Record our results for feed forward and include the following:

  • the model's architecture
  • learning rates used
  • number of epochs per layer
In [ ]:
arch_ff = "4 layers (1034, 1034, 10)"
lrs_ff = [0.1, 0.01, 0.001]
epochs_ff = [30, 20, 10]
In [ ]:
test_acc_ff = 0.296281635761261
test_loss_ff = 3.228579521179199
In [ ]:
torch.save(model_ff.state_dict(), 'cifar100-feedforward.pth')

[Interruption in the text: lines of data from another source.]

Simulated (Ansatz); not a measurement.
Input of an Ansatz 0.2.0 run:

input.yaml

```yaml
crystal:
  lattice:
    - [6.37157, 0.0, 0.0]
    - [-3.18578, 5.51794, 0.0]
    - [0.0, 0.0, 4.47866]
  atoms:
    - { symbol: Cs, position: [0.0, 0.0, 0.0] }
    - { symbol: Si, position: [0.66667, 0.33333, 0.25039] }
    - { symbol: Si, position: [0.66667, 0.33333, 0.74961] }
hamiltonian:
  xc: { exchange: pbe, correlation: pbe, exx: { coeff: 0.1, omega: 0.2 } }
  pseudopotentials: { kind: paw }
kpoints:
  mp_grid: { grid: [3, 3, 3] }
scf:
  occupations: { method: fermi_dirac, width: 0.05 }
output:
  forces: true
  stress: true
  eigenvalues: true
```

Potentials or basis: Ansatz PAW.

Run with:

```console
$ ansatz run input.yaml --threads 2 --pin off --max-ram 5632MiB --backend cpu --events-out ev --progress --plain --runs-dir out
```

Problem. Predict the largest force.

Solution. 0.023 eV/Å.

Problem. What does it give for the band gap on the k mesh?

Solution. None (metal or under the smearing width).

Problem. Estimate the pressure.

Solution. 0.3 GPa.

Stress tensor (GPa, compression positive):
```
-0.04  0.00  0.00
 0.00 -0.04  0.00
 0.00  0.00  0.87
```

The jovian library provides some utility functions to keep your work organized. With every version of your notebook, you can attach some hyperparameters and metrics from your experiment.

In [ ]:
# Clear previously recorded hyperparams & metrics
jovian.reset()
In [ ]:
jovian.log_hyperparams(arch=arch_ff, 
                       lrs=lrs_ff, 
                       epochs=epochs_ff)
[jovian] Hyperparams logged.
In [ ]:
jovian.log_metrics(test_loss=test_loss_ff, test_acc=test_acc_ff)
[jovian] Metrics logged.
In [ ]:
jovian.commit(project=project_name, outputs=['cifar100-feedforward.pth'], environment=None)
[jovian] Detected Colab notebook... [jovian] Uploading colab notebook to Jovian... [jovian] Uploading additional outputs... [jovian] Attaching records (metrics, hyperparameters, dataset etc.) [jovian] Committed successfully! https://jovian.ai/tessdja/image-classification-project-2021

Train our Second Model - Convolutional Neural Networks

The convolutional neural network (CNN) is a class of deep learning neural networks. They can be found at the core of everything from Facebook’s photo tagging to self-driving cars. They’re working hard behind the scenes in everything from healthcare to security.

A CNN has
  • Convolutional layers
  • ReLU layers
  • Pooling layers
  • a Fully connected layer

Source: https://towardsdatascience.com/wtf-is-image-classification-8e78a8235acb

Let's define the model by extending an ImageClassificationBase class which contains helper methods for training & validation.
We'll use nn.Sequential to chain the layers and activations functions into a single network architecture.

In [ ]:
class Cifar100CnnModel(ImageClassificationBase):
    def __init__(self):
        super().__init__()
        self.network = nn.Sequential(
            # input: 3 x 32 x 32
            nn.Conv2d(3, 32, kernel_size=3, padding=1),
            # output: 32 x 32 x 32
            nn.ReLU(),
            nn.Conv2d(32, 64, kernel_size=3, stride=1, padding=1),
            # output: 64 x 32 x 32
            nn.ReLU(),
            # output: 64 x 32 x 32
            nn.MaxPool2d(2, 2), # output: 64 x 16 x 16

            nn.Conv2d(64, 128, kernel_size=3, stride=1, padding=1),
            nn.ReLU(),
            nn.Conv2d(128, 128, kernel_size=3, stride=1, padding=1),
            nn.ReLU(),
            nn.MaxPool2d(2, 2), # output: 128 x 8 x 8

            nn.Conv2d(128, 256, kernel_size=3, stride=1, padding=1),
            nn.ReLU(),
            nn.Conv2d(256, 256, kernel_size=3, stride=1, padding=1),
            nn.ReLU(),
            nn.MaxPool2d(2, 2), # output: 256 x 4 x 4

            nn.Flatten(), 
            nn.Linear(256*4*4, 1024),
            nn.ReLU(),
            nn.Linear(1024, 512),
            nn.ReLU(),
            nn.Linear(512, 100))
        
    def forward(self, xb):
        return self.network(xb)
In [ ]:
# the torch.no_grad only applies during the evaluate phase
@torch.no_grad()
def evaluate(model, val_loader):
    model.eval()
    outputs = [model.validation_step(batch) for batch in val_loader]
    return model.validation_epoch_end(outputs)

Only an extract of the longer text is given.